THE CURSE OF FRANKENSTEIN

THE CURSE OF FRANKENSTEIN
1957/ Director: Terence Fisher/ Writers: Jimmy Sangster , Mary Shelley (novel)

Cast: Peter Cushing, Hazel Court, Robert Urquhart, Christopher Lee, Melvyn Hayes, Valerie Gaunt, Paul Hardtmuth
The Curse of Frankenstein is truly a history making movie. Prior to Curse Hammer had had some success as a film studio and with the Quartermass films and X The Unknown found a niche in the horror genre. Curse was their first color film, and what a first it was. The scenes are lush and vibrant as well as chilling and nightmarish. Under the direction of the brilliant Terence Fisher the movie single handedly revives the Gothic horror film. While it was a return to the classic, atmospheric horror themes established in the 30’s by Universal studios, but Hammer would certainly tell the stories with their own style. Hammer screenwriter Jimmy Sangster would turn the focus of the story on the character of Victor Frankenstein rather than the monster. The obsessed doctor and his hideous creation are played by Hammer first timers Peter Cushing and Christopher Lee. Lee got the role basically because of his 6’4′ height, a feature that almost prevented him from landing the role he would make legendary, that of Count Dracula. However it is Cushing that shines as the driven and insane Dr. Victor Frankenstein. He does frequent himself with hunchbacks as he robs graves but he aligns himself with his brilliant tutor. In later Hammer Frankenstein films the Igor type hunchback is eschewed for career driven young men who fall under Frankenstein’s evil charm. Cushing is dashingly handsome and his face conveys the doctor’s charisma and madness. He is a sociopath really who will let no one stand in the way of his ambitions.
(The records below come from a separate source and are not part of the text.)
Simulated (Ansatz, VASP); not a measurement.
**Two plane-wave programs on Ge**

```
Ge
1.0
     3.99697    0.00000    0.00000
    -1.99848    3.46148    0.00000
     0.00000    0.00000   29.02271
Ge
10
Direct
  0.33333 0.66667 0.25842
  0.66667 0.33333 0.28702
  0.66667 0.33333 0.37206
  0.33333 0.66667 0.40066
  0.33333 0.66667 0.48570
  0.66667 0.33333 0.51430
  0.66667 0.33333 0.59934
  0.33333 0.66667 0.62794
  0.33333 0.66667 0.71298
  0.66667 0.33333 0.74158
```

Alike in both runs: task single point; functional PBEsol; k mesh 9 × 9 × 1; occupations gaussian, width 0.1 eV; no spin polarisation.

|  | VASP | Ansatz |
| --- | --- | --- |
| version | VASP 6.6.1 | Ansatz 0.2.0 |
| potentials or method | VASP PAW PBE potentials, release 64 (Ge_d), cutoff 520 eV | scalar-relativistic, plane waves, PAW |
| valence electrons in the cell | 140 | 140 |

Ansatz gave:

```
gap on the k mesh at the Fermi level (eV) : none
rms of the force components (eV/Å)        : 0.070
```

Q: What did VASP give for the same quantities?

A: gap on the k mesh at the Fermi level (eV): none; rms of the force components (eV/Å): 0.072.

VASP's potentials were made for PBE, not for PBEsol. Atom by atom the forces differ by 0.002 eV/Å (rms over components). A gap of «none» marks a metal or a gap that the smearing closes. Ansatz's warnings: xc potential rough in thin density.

The story essentially follows the classic Frankenstein tale, that of a man whose supreme creation turns into a monster that sets out to destroy its creator. The film has a wrap around narration and opens up with a priest arriving at the jail house where a broken and disheveled Victor await the guillotine. He does seek absolution but just wants someone to believe his incredible story, and that it was a ‘monster’ that murdered his jealous house maid. We are taken back in time to when an already rich and arrogant young Victor Frankenstein meets his brilliant new tutor Paul Krempe (Robert Urquhart) and the two form a deep connection as time passes. However Victor’s passion run darker and more sinister than Paul’s as he desires to test their live reviving techniques on humans and not just small animals. Paul, though strong willed, is susceptible to Victor’s vision and passion and he is soon cutting corpses from the gallows to use in experiments. As in all Frankenstein stories the sublime nature of Frankenstein’s creation is not its physical form, hewed together from collected body parts, but it is to be the thing’s magnificent mind.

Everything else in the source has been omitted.